Fashion designer Payzee Mahmod’s sister was murdered in an ‘honour killing’ in 2006. Photo by RAY WELLS

A global campaign to end child marriage is focusing on Britain, where campaigners say the law fails to protect under-18s.

The legal age for marriage in England and Wales is 18, but children aged 16 and 17 can marry with parental consent. Activists believe consent can mean coercion.

Girls Not Brides, a global partership of more than 1,000 organisations seeking to end child marriage, is calling for weddings of under-18s to be made illegal. Its proposals would include all cases where either party is British or lives in the UK.

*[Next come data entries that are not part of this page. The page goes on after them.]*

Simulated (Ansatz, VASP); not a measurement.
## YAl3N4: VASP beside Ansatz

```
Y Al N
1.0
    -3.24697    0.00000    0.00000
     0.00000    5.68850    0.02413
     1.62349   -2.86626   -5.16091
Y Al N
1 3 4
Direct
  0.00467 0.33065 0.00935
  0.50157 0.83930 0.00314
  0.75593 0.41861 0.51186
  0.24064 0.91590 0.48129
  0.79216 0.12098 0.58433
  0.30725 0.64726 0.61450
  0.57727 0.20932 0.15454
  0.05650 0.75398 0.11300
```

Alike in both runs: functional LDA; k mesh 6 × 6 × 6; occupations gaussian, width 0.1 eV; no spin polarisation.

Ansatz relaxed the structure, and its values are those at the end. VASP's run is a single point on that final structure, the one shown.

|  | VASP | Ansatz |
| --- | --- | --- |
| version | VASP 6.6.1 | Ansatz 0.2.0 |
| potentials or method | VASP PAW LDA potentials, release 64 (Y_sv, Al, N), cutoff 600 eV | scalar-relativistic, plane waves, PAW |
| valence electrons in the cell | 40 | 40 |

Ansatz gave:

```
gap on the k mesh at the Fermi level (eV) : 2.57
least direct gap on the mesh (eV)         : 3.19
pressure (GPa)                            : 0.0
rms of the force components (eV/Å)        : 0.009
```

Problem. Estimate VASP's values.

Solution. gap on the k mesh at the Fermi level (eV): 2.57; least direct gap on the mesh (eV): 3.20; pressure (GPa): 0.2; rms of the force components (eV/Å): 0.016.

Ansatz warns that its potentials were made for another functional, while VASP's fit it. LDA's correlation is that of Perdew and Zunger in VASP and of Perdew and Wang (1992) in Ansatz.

The campaign, to launch this autumn, is being supported by London fashion designer Payzee Mahmod, whose sister Banaz, 20, was murdered in an “honour killing” in 2006. Banaz was perceived to have brought shame on her family after leaving an abusive partner, wed in an arranged marriage, for another man.

Her father, Mahmod Babkir Mahmod, and uncle Ari Mahmod were given life sentences in 2007 for ordering her killing, along with a third man, Mohammad Hama, who carried out the act.

At 16, Payzee was also married off to an abusive man. But the union would not have been classed as a forced marriage as she was willing to do what her family wanted. Her husband was nearly 30.

“I am 100% backing a change to the age of marriage because I can confidently say it was not an experience for a 16-year-old to go through. I have lifelong emotional scars from it and we need to put a stop to any more young women having their lives controlled like this.”

Karma Nirvana, a charity that raises awareness about forced marriage and honour-based abuse, has seen an increase in the number of under-18s calling its helpline, and has also has seen a rise in cases involving Romanian communities.

In 2018 the government’s Forced Marriage Unit (FMU) dealt with 43 cases linked to Romania, compared with a total of 29 across the whole period from 2011 to 2017. Victims in these cases were significantly younger than for other countries, with nearly 80% aged 15 and under.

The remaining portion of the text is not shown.